Brad, with the autoformer, isn't the mc2300 designed to deliver 300watts at max power into any ohm? and in fact that is a conservative rating as most mc's will perform higher then their rated output?
No. You still have to match the speaker impedance to the correct output tap on the Mac's autoformer to get rated power. What's different here is that on a normal (non-autoformer) amp you can't get full power at various impedances, only at the lowest impedance allowed. The autoformer lets you use various speaker loads and get full power with any of them, but you still match the load to the correct amp output tap. If you connect an 8 ohm speaker to the 8 ohm taps, full power. If you connect a 2 ohm load to the 2 ohm tap, full power. On a normal amp, the lower the impedance load of the speaker, the more power you can utilize. An 8 ohm cab on a "normal" amp will not take full advantage of its available power if that amp can also drive 4 or 2 ohms.
But this is often confusing with the Mac's. The autoformer does NOT automatically deliver full power to any load. For example, if Jerry's 3-JBL cab was 2.7 ohms and they tied it to the 2 ohm tap on the Mac, then that mismatch, like any impedance mismatch, will reduce the available power to the speaker.
Rumor has it that Jerry actually did have a 4th JBL connected, but it was on its own cord and was on stage behind the drummers. I guess for the crew's enjoyment, or maybe so Parrish could keep a close ear on his rig in case something weird happened during the show. In that case, if there were 4 JBL's on the Mac, it would be the full 300 watts being delivered, but still only about 230 watts being delivered to the 3-JBL cab since a portion of that power was diverted to backstage.

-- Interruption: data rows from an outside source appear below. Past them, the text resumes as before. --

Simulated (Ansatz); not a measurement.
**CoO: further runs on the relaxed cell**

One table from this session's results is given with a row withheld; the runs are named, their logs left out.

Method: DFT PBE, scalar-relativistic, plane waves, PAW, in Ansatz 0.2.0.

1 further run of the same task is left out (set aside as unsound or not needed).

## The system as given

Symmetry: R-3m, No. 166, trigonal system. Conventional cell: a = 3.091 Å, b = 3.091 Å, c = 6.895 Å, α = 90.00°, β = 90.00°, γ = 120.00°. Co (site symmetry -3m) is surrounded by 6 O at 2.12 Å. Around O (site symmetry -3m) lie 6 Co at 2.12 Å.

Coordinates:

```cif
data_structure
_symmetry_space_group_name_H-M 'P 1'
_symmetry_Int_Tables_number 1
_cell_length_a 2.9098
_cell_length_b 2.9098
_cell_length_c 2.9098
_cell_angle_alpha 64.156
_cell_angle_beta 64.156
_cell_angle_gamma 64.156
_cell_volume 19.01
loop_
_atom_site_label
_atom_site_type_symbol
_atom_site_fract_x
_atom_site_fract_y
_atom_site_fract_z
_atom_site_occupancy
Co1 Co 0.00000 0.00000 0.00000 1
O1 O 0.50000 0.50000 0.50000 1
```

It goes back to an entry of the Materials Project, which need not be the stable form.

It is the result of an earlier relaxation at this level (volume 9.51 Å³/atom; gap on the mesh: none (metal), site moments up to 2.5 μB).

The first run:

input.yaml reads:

Also, it's true about the power rating. The 2300 is fairly clean (.25% distortion) at 300 watts per channel, but peak power jumps quite a bit higher, maybe by 20% to 30% more for brief surges and transients. Somewhere I have some bench test results from a Mc250 and peak power was quite a bit more than the rated 55 or so. But still continuous power ratings are the better number to go by. Most amps will be able to pulse out brief amounts of power but can't sustain it.
I just looked more closely at the actual power graph of the Mc2300, and really it looks pretty clean at levels over 300 watts, more like 350 or so at the same .25% harmonic distortion thru the audio band. So yeah, these things are very conservatively rated.
This discussion on "underpowering" and how that would have the sound people pulling their hair out, well I wouldn't really go there with it. I think you may be reading too much into the idea of underpowering. If you take that theory even further, then a 1 watt amp driving a 3000 watt speaker cabinet would be frying speakers easily. This just isn't the case. For Jerry with his 230 watts or so into the 3 JBL's (450 continuous and 900 watts peak) isn't necessarily a recipe for disaster. In fact, the whole world of guitar amps is ALL about having an amplifier running out of power and overdriving while the speaker doesn't blow. This is the normal world of guitar tone. Even in Jerry's case, the slightly driven McIntosh is where a lot of tone and musicality happens. Again, the idea that JBL was trying to get across is that for cleanly driving PA speakers, you want plenty of power so that IF you drive the speakers at their full rated power that the amplifier power is clean and not distorted.